Skip to main content

RoCE vs. InfiniBand: Shocking Data Center Switch Test Results You Need to See!

written by Asterfuison

January 29, 2025

In AI, HPC, and other high-performance, lossless networks, people often discuss RoCE (RDMA over Converged Ethernet) and InfiniBand (IB). We have detailed the differences and relationships between these two protocol stacks(see: Comparison and Analysis of RoCE vs. IB Protocol Stacks). RoCE adapts the mature InfiniBand transport layer and RDMA to Ethernet and IP networks.

InfiniBand was the first protocol to support RDMA. It has a head start and a mature tech stack. It has a full suite of specialized hardware and software. It delivers very low-latency transmission. However, its reliance on a single vendor often leads to a higher Total Cost of Ownership (TCO).

On the other hand, RoCEv2 is cheaper and more interoperable. So, it is better for large-scale deployments. For instance, xAI’s AI cluster in Memphis, USA, has over 100,000 cards. It uses a 400GbE Ethernet-based, lossless, high-speed network.

Can Open Network Switch Replace InfiniBand?

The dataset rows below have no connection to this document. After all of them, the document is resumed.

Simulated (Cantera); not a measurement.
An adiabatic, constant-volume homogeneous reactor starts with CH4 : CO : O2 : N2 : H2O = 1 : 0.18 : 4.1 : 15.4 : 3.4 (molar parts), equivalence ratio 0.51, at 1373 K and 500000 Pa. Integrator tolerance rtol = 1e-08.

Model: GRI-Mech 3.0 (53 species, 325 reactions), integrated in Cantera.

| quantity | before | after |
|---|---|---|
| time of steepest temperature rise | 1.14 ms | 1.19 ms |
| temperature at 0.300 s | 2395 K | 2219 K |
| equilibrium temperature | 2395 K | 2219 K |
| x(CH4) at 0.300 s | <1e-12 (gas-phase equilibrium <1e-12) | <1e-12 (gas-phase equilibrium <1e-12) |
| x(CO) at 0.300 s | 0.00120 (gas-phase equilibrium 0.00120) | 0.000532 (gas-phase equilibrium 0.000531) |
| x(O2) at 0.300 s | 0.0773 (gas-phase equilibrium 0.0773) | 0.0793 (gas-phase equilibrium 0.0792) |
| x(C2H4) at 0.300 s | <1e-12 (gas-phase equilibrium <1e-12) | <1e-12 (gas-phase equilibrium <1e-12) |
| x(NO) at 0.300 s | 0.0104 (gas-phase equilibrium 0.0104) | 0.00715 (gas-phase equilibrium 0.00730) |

Quoting Amazon Senior Principal Engineer Brian Barret, the reasons why AWS abandoned the InfiniBand solution are clear:

“A dedicated InfiniBand network cluster is like an isolated island in a vast ocean. It meets the needs for resource scheduling, sharing, and other elastic deployments.”

The industry is shifting to standard openness and multi-vendor compatibility. Open networks like SONiC have been deployed in large cloud environments. This trend is hard to ignore. This raises an important question: Can open networks using RoCE be a viable alternative to InfiniBand in high-performance AI/HPC scenarios?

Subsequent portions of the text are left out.